A salty wind fluttered around my nose, hastily, playfully, as if it were racing the waves underneath the “vaporetto” bus-boat I was standing on. It cooled me off from the hot Italian summer sun as I admired the slowly changing scenery. Palaces, hundreds of years old, ascended out of the rolling waves. Many of them were white, pure white, or a shade of orange. Gentle arches and gothic windows decorated the bright walls like jewels. The only things that outshone them were the sun and the bombastic churches that pushed themselves between them every now and then.
I had anticipated the highlights, Saint Mark’s Cathedral, the Rialto Bridge, the Grand Canal, and everything looked exactly how it was supposed to. I had read and heard many stories, and none of them had been exaggerations. A smile of satisfaction and excitement spread over my face. Bella Venezia, I thought, that’s where I am.

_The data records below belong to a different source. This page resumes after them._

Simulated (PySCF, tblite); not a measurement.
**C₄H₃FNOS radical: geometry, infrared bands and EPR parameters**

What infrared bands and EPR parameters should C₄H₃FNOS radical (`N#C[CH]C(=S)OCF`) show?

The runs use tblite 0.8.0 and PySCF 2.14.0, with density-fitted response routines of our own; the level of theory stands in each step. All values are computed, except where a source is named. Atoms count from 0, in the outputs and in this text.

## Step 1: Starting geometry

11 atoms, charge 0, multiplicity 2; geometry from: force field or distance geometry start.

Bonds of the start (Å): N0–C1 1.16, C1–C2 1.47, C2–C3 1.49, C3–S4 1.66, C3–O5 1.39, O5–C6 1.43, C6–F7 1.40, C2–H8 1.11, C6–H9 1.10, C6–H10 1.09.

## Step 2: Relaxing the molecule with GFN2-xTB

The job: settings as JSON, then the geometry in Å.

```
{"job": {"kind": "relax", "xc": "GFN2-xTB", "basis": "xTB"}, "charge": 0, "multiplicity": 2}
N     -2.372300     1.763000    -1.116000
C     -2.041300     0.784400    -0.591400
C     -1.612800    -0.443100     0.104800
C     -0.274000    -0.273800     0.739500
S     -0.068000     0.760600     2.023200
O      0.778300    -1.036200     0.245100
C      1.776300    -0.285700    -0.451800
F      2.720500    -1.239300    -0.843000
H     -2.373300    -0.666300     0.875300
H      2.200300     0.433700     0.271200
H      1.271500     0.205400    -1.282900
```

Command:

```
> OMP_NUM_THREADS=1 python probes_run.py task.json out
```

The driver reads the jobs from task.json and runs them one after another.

My grandfather leaned in towards me and my brother. “Look at the walls on the side,” he said. Our glances followed his outstretched finger. The sides of the buildings that didn’t face the Canale Grande were made of simple, red bricks. There were no arches, and there were no decorative windows. Any color it might once have had had faded years ago, replaced by rips and tears. My grandpa looked at us. “The imposing beauty often makes it hard to see that this breathtaking city is also heaving for air,” he told us, “Besides tourism, there is nothing that keeps this place alive, and the water is weakening it daily. And these palaces that we send each other on postcards are really only facades that cover up an unfortunate truth.” He had spread a shadow over my idealistic eyes. While I still admired this unbelievable place, my grandfather’s words echoed in every hidden corner.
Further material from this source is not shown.